Issue 46 doesn't let up. A new career is added - Doom Reaver. F***ing hell! These guys are badass in the wargame, but as a playable character? Well you have a sort of homage to Elric and his black blade. Just that the blades of whispering evil Orgoth blades. We of course get new skills, new rules for the blade, and a painting guide. I can see these being great antagonists, and quite a horrific character to roleplay. They would make for a great bodyguard for a fellow Khador player in the troupe. Monsternomicon comes back with more creatures. Razor Bats, Devil Rats (perfect for the sewers of Corvis - yay more for Witchfire Trilogy revised!), and a massive buffalo. Furthermore we get the first Gazetteer, introducing the mining town of Wexmere. We get a map, some info on the politics of the area, and the lands around it. A great place to visit or run and entire campaign about.

Issue 47, the latest is filled with some great stuff. Yeah, because the last issues weren't good enough already?  We get a modelling guide for converting characters for Gobbers for the rpg. The Monsternomicon (yeah these sections are really useful) gives us more beasties. The Gorax, a sort of big Yeti like ape thing. We get rules for the Argus and White Argus, the two headed wolves of the Circle Orboros. We also have rules for a few types of trolls. This is quite great, because Trollkin can feasibly befriend these creatures. They also mean you can have players face the forces of Trollkin led party of Trolls. The really insightful part of this is that it makes clear that the rules for the wargame and the rpg are almost directly compatible. You may have a few stats to work out, and a few powers to convert. But it does make it clear that if you wanted, that giant dragon beast in the last issue could be used in your games. Just a thought, since they give you its stats in the issue. Foundry, Forge and Crucible returns, this time with arcane, cursed firearms. Again some great weapons with cool story hooks. The Imprecator pistol is a really great concept.

If that wasn't enough we have a new race and career and rules via some free downloads. Satyxis Raiders! Oh boy. Again a great new playable race, plus along with the Thamarite, Thralls and ghosts, we have a great way of representing the forces of Cryx in the game. Of course the Satyxis would not be complete without rules for ships, and even an example encounter with a Satyxis raiding ship.

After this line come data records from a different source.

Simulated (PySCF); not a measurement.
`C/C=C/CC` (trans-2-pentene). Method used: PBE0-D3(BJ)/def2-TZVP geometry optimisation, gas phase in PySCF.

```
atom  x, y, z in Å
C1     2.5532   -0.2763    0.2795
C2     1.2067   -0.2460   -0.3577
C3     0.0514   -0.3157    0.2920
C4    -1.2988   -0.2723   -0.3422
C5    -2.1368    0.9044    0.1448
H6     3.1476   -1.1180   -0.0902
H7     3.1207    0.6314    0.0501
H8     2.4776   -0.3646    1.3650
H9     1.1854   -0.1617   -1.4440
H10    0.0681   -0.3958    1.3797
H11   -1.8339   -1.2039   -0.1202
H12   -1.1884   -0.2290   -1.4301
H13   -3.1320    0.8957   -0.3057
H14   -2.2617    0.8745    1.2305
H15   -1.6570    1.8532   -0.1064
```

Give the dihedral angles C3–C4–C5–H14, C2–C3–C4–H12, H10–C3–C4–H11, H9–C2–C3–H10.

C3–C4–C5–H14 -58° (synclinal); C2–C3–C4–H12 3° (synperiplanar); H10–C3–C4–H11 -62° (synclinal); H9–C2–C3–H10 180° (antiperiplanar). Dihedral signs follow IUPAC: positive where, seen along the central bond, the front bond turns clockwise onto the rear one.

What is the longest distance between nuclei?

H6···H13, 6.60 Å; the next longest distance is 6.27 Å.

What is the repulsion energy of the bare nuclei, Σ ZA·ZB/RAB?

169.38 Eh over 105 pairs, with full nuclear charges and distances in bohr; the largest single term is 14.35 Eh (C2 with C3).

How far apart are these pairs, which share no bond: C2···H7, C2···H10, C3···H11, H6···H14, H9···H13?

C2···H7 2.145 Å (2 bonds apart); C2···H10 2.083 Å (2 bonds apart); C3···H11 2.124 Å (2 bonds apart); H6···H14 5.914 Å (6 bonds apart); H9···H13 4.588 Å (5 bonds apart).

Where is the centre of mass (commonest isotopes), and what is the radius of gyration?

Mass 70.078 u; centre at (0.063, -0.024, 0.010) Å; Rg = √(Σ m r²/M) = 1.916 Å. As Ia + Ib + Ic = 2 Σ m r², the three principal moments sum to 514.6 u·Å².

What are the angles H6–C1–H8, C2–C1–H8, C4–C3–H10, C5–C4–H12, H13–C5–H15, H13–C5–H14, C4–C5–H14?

So the first 6 months of Iron Kingdoms has been pretty awesome, and bodes well for the upcoming releases. This includes the book, 'Kings, Nations and Gods', and the forthcoming release of the Games Master kit, complete with screen, character sheet pad, and encounter sheets and health sheets (apparently dry wipe pen compatible!).

No Quarter Presents - Iron Kingdoms: Urban Adventure

No Quarter Presents - Iron Kingdoms: Urban Adventure - Review

So the Iron Kingdoms RPG (IKRPG), by Privateer Press, has been out for a couple of months now, and has been met with good reviews and excitement. I personally still have yet to run a session, but I am eagerly writing up a chronicle for my own games. This means I have been digging into the old D20 books while we await this information to be updated and reproduced in new books with the new rules. But Privateer Press has not just sat there doing nothing. Oh no. They provide support from day one. Online the had a free pdf for the expanded bestiary, and there have been some great support in recent issues of their No Quarter magazine. First we got an adventure (a ghost possessing a steamjack) and some more equipment, and in the more recent issue PP addressed the fuel price issues (something which in the core rulebook was handled badly) and also they gave us rules for ghosts, spectres, and the ghosts of the Elves who died during the Rivening. We also have a new Trollkin career - Bison Riders. Urban Adventure (UA) follows this up in some style. It's a mixed bag of fun, all wrapped up disco fudge (kudos if you get the reference).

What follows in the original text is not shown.